There’s a way to get things done in the Legislature folks. And though the process still resembles the mythic sausage-making that today’s reporters have been warned to watch only in short, fitful bursts—lest they too be consumed with the desire to organize, orchestrate and manifest what are essentially methods of control—the resulting meat product apparently tastes better when both parties are involved.
That spirit of bipartisanship was in clear view this week at the state Legislature when our newly elected Democratic governor held a press conference on Monday. As more than 20 lawmakers from both parties looked on, Michelle Lujan Grisham signed 42 bills into law—a grouping she referred to as a “rocket docket”—while proclaiming a new era in reaching across the aisle for the betterment of all New Mexicans.
Before taking a look at some of the bills from both sides that Lujan Grisham signed into law this week, it’s worth noting that her predecessor, the Republican La Tejana, was just a bit better known for wielding the veto pen—and thereby truncating the hopes of a Democratic party she saw as intrinsically hostile.
In fact, former Governor Martinez became known for her propensity to put the kibosh on much of the progressive and bipartisan agenda shaped by legislative bodies during her tenure.
Martinez vetoed nearly a third of bills that reached her desk last year, including HB 19, a broadly supported highly touted, bipartisan crime bill. The year before that Martinez vetoed nearly 50 percent of legislation sent her way, saying no to some bills that passed through both houses on unanimous votes.
The last Republican governor was taken to task for these actions and in April of last year, the New Mexico Supreme Court ruled that 10 of those vetoes from 2017 were invalid.
Clearly 2019 is going to be different.
At the press conference to announce the success of bills on the state’s “rocket docket,” members of both parties could be seen sharing the joy of moving forward with governance in New Mexico.
The local daily—a longtime bastion for Republican beliefs and initiatives—even reported that a state representative from the formerly perpetual red lands to the south championed the new vision of bipartisanship. Representative Candy Spense Ezzell (R-Roswell) told the newspaper that “It does take working with both sides of the aisle to get something accomplished for the good of New Mexico.”

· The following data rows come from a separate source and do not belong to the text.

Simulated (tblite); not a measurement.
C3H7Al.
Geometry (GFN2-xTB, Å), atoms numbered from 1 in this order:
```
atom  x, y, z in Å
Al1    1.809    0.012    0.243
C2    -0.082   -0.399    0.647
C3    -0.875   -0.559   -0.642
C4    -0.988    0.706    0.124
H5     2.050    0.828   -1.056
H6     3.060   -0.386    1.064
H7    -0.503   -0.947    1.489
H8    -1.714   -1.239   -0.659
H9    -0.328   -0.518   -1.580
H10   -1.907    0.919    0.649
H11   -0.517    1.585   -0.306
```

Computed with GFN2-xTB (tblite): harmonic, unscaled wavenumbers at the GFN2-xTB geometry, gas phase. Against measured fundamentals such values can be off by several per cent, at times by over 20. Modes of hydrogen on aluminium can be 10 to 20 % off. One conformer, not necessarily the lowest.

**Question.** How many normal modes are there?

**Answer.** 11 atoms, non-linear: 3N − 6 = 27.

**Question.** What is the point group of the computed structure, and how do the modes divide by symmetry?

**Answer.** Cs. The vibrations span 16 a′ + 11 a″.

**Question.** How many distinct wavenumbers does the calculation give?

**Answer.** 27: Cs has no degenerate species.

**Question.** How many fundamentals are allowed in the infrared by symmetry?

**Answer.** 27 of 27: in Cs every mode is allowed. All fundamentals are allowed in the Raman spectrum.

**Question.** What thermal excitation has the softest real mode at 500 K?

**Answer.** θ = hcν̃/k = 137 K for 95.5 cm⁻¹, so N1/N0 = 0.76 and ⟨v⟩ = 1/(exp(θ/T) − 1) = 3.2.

How’s that for progress, mijos y mijas?
The grouping of new laws—call it whatever you want, but here at Alibi HQ we’re refering to the package deal as “Christmas,” both red and green mixed together deliciously—is certainly varied and provides a clear sketch of where the new Democratic administration wants to travel towards as we all work together renewing and reassembling the Land of Enchantment after eight years of divisive leadership.
Here’s what caught our eye and tempted our taste buds on that big New Mexican, two-color enchilada plate:
HB 227 limits the use of teacher attendance in fashioning yearly performance reviews and calls for the state to adopt and use highly objective uniform statewide standards of evaluation for the annual performance evaluation of licensed school employees. The legislation was sponsored by two donkeys and a longtime elephant, Jason C. Harper of Rio Rancho.
In line with the new focus on education reform, HB 44 mandates professional devlopment for school personnel, including administrators, career-technical teachers and educational assistants. This bill was cosponsored by Representative Melanie Stansbury (D-Albuquerque) a new legislator endorsed by Weekly Alibi and identified as a potential mover and shaker in a progressive administration.
Meanwhile, the new Electronic Communications Privacy Act (SB 199) sponsored by Senate Majority Floor Leader Peter Wirth is directly related to improving civil liberties in the state by defining personal protections from government access to electronic communications. The new law does that by providing necessary definitions and quantifying the type of access allowed to authorities and private parties.
Senator Sander Rue (R-Bernalillo) proposed and saw through to signing a bill (SB 58) that directly relates to government accountability to science. By mandating that state agencies seeking funding identify and prioritize evidence-based and research-based sub-programs within their respective ken, the law sees to it that funding is prioritized for programs that incorporate “methods demonstrated to be effective for the intended population through scientifically based research.” Go science!
Part of an initiative to provide local governments with the funds necessary to create sustainability, SB 18 will appropriate $3 million from the state public project revolving fund for use in local government planning. This law will also give the New Mexico Finance Authority the aegis to administer and make grants available “to qualified entities to evaluate and estimate the costs of implementing the most feasible alternatives for infrastructure, water or wastewater public projects or to develop water conservation plans, long-term master plans, economic development plans or energy audits and to pay the administrative costs of the local government planning program.” We are confident that this new law will make our city’s mayor smile more than listening to Metallica might.